We Are all Palestinian

By Joharah Baker

Yesterday, March 24, clashes broke out in the Palestinian-Arab town of Um Al Fahm inside Israel between the residents and Israeli police and right-wing demonstrators. The incident was an accident waiting to happen, so to say, given the players involved. Apparently, a group of right-wing Israelis had received approval from Israel’s High Court to march within the municipal borders of Um Al Fahm but not inside the city. While the actual intent of the march still remains unclear, it seems Israel’s right-wingers – many of them settlers living in Hebron – want to force Israel’s Arab-Palestinian residents to express their "loyalty to the state."

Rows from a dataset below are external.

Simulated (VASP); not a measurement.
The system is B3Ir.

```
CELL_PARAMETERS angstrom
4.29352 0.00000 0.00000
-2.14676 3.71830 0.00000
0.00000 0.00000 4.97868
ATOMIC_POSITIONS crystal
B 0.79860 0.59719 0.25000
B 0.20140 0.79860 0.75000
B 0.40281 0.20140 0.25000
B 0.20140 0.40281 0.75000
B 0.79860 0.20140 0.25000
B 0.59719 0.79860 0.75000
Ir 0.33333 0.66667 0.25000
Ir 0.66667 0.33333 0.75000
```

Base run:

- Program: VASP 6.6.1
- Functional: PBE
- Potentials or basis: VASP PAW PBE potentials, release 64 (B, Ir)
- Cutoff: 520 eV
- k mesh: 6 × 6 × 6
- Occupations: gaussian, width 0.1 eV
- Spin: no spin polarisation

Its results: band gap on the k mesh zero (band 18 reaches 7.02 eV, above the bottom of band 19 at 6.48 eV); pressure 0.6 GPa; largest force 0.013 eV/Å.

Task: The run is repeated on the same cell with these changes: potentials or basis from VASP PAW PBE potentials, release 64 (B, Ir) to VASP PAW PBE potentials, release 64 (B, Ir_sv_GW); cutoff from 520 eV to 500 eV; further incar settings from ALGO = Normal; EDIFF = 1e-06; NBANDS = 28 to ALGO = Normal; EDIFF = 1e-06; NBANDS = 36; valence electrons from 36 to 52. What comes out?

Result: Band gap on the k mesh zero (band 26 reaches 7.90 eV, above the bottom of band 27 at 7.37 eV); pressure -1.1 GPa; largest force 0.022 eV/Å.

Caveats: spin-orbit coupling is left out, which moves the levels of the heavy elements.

Just how a provocative march along the outskirts of an Arab city inside Israel would accomplish this feat is a mystery. The only possible outcome of such a march could be what actually happened – a clash between the residents of the city and the right-wing Israelis whose self-righteousness has clearly crossed over into outright racism. How else could the imposition of loyalty to the state, whether these residents acquiesce or not, be explained? There really is only one logical explanation, the overall negativity most Israeli Jews harbor towards their Palestinian neighbors within the borders of the Jewish state.

This is not a newborn animosity, nor is it one that is likely to be repaired any time soon as long as the state of Israel is structured in such a discriminatory and racist fashion. The 1.2 million Palestinians living inside Israel’s borders have been a thorn in Israel’s side every since its establishment over 60 years ago. While Israel successfully expelled the majority of Palestinians – 800,000 of them- from their original homes back in 1948, thus creating the most longstanding refugee problem in the world, it did not finish off the job completely. There were those Palestinians who remained, for whatever reason, in their villages, cities and homes, saved from the massacres, destruction and expulsion that befell their fellow Palestinians in other areas.

Since then, Israel’s Palestinian population has endured a silent struggle to be equal citizens in a state that only espouses equality for Jews. They have been delegated to second and sometimes third class citizens, their villages and towns often ignored and therefore much less developed than their Israeli counterparts. Most importantly, though, their national loyalties are always under the scrutiny of Israel, which insists that as long as they are citizens of the state that is where their allegiances much lie.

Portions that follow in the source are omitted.